Word Watch has entered its fifteenth year of operation — a good time to take up a subject that deserves to be addressed, especially on behalf of a libertarian audience. I do this from time to time, in various ways, but I haven’t done it for quite a while. So here goes.
There are two ways of discussing grammar and usage. One is descriptive: you try to describe how a language “really is,” right now. The other is prescriptive: you try to say what the language should be. Almost all academic linguists, and some academic grammarians, take the descriptive, supposedly scientific course. This column, however, is strongly prescriptive. It tries to describe what’s going on, but it also tries to state where it went wrong (or, occasionally, right). But rules and prescriptions — even advice — can be hard to sell to libertarians.
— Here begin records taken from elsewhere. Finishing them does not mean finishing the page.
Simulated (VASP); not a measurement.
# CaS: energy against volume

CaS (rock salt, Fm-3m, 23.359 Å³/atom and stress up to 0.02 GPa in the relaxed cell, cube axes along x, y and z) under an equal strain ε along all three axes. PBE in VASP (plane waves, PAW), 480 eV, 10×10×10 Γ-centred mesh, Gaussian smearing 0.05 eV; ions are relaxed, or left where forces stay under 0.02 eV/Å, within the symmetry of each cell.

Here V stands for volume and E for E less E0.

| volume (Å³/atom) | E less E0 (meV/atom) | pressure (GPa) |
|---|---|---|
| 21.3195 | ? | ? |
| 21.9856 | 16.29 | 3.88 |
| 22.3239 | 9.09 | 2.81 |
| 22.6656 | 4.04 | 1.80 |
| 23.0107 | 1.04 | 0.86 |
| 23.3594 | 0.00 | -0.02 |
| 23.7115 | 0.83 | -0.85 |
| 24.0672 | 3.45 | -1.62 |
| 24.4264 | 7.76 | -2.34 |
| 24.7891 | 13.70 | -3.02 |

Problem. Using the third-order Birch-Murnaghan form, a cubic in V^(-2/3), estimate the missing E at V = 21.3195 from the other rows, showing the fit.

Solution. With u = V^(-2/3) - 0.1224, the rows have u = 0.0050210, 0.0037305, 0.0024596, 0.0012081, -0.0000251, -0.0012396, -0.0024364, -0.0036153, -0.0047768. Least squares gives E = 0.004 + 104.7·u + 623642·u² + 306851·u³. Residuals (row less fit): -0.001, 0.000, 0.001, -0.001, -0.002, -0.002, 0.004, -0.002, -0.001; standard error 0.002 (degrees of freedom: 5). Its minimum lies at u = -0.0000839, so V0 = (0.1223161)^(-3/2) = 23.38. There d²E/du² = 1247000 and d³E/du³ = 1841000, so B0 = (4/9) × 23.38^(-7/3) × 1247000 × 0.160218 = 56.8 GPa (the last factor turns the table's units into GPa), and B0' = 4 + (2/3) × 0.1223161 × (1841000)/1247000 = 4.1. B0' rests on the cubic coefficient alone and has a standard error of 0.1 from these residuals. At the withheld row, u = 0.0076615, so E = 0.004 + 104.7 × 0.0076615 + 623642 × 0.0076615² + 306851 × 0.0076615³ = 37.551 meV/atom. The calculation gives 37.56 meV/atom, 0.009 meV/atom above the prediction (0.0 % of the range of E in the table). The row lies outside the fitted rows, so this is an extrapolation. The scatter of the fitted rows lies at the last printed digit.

Every 20 years, there’s a revolution among people who teach composition in American colleges, and everybody has to swear allegiance to a new creed.
“Why,” readers sometimes ask, “do I have to bother with rules? Why can’t I say and write whatever I want, so long as my audience understands me? And who has the right to make these rules, after all?”
Those are good questions, and they deserve good answers. Here they are.
It’s true; you don’t have to bother with rules. By right you are free to express yourself in whatever way you want. If you want to say, “I think everybody should, like, go ahead and, like, you know, vote for the, like, party of freedom?, I mean the, you know, Libertarian Party?” you can do so, and a normal audience will understand what you’re driving at, despite the pointless interjections and the irritating “uptalk.” But that doesn’t mean that no one should have the temerity to suggest that you sound like an idiot.
Every 20 years, there’s a revolution among people who teach composition in American colleges, and everybody has to swear allegiance to a new creed. According to a creed that was temporarily espoused about 40 years ago (and probably 40 years before that, too), teachers should not presume to “correct” their students’ work; they should simply encourage them to abandon their fears and write. If you did enough writing, you would turn out well. Or good. Or something. Old-fashioned teachers were satirized for penning such insolent marginalia as, “I know what you’re trying to say, but it’s not quite coming through.” How, it was demanded, do you presume to think that you know what somebody else is trying to say, yet not really saying? But of course that’s nonsense. If a young American writes, “The judge was so disinterested that she fell asleep,” you’ll know what he meant, and you’ll also know that the word he needs, whether he knows it or not, is “uninterested.” You’ll know it because you’re more competent than he is.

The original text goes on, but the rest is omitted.